The Supreme Court heard oral arguments in Lawrence v. Texas last week. This case is a challenge to Texas' outlawing of sodomy by homosexuals.

NPR's Nina Totenberg did a nice piece (audio only) on the arguments. She reported a wonderfully illustrative exchange:

District Attorney [Charles] Rosenthal... rose to defend the Texas law. "There is no right," he asserted, "to extramarital sex of any kind."

Justice [Stephen] Breyer: "The argument for the other side is that people in their bedrooms have a right to sexual intimacy without intrusion from the state. What's your response to that?"

Answer: "In Texas, sodomy is a Class C misdemeanor."

Breyer: "I'd like a straight answer to my question."

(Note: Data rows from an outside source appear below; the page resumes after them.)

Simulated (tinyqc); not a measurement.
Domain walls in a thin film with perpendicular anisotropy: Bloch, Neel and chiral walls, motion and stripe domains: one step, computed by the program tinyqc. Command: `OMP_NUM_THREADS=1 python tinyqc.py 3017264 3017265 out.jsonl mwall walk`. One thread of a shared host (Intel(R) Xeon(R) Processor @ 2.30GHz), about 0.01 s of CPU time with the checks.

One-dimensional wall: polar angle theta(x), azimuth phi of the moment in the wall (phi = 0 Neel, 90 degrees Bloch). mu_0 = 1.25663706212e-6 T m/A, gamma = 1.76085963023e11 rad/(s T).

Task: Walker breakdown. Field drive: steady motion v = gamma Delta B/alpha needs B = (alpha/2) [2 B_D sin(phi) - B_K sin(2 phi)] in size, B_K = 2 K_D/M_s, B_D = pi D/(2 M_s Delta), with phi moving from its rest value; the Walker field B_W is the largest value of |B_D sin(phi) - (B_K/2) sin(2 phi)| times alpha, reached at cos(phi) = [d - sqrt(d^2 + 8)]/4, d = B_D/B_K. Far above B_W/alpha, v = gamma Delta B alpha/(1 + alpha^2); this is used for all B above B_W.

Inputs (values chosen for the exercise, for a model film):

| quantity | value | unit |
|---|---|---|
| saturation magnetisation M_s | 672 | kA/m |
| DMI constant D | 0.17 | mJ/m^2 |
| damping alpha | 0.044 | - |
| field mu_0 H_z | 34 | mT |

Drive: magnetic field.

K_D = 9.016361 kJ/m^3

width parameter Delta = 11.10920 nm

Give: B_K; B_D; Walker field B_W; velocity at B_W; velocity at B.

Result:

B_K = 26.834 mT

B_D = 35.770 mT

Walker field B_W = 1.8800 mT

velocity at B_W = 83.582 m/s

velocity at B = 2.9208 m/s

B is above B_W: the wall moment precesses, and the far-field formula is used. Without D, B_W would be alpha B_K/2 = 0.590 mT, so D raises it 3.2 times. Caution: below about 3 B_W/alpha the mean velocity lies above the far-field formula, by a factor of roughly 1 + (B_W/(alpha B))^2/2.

Answer: "Our position is that the line should be drawn at the marital bedroom."

Justice [Ruth Bader] Ginsburg: "Homosexuals can adopt children or be foster parents in Texas. If they can be proper guardians of children, then how can they be criminals? That's not consistent."

Justice [John Paul] Stevens: "Does Texas prohibit sexual intercourse between unmarried heterosexuals?"

Answer: "No."

Question: "What about adultery?"

Answer: "It's not illegal, but we don't condone it."

Justice Breyer: "I don't see any justification for this law except, 'I do not like thee, Dr. Fell / The reason why I cannot tell.'"

Answer: "Texas has the right to make moral judgements."

Breyer: "Can the state make it illegal to tell serious lies at the dinner table?"

Answer: "That would have no rational justification."

Breyer: "Oh, really? I would think telling serious lies would be very immoral. You know," continued Breyer, "at the time of the First World War, some states outlawed the teaching of German in the public schools. There was no reason justifying that action and you haven't given us a reason here, except to say that it's immoral."

Justice [Antonin] Scalia: "Just as bigamy and adultery are immoral."

Breyer: "Or teaching German?"

Scalia groaned. "Well, uh..."

It was gratifying to see an editorial against the position of the state of Texas written by Republican Alan Simpson appear in the Wall Street Journal the same day:

I am a lifelong Republican because I have always believed in the rights of the individual -- the rights to life, liberty, and the pursuit of happiness. I believe those rights to be, as the Founders declared, God-given. Right now, they are under threat in Texas.

Today, the U.S. Supreme Court, in the case of Lawrence v. Texas, will hear argument on the constitutionality of a Texas law that criminalizes sex between two people of the same sex. Other states have similar laws, which are contrary to American values protecting personal liberty and opposing discrimination. The Supreme Court should declare them unconstitutional...

Certainly, many Americans have deeply held moral and religious convictions regarding sexual behavior. For some, these convictions include an objection to all homosexual acts. But... [we] should have confidence in our private morality -- not demean it with tortured legal interpretations.

The Constitution protects our right to hold different opinions... The Texas statute, as it currently exists, intrudes on the personal freedom of Americans who are harming no one. It forces the law into the most intimate precincts of the home, where we ought to be able to make our own decisions about how to conduct our lives, even if some of our fellow citizens disapprove. This is especially true of that most intimate and personal decision about whom to love, and how...

It is a bedrock American principle that no law should single out a group of citizens for unfair and spiteful discrimination. Our history demonstrates that every time we have trampled on this principle, we have come to regret it. The homosexual sodomy law makes a criminal of every gay person. That is something no American should sanction.

Most of America has made its peace with a principle of live-and-let-live. Now it is time to bring the law up to date.

I believe that the right to privacy is strongly implied within the US Constitution. But the fact that we are still trying cases like this demonstrates to me more than ever the need for that right to privacy to be made explicit. It's time for an amendment.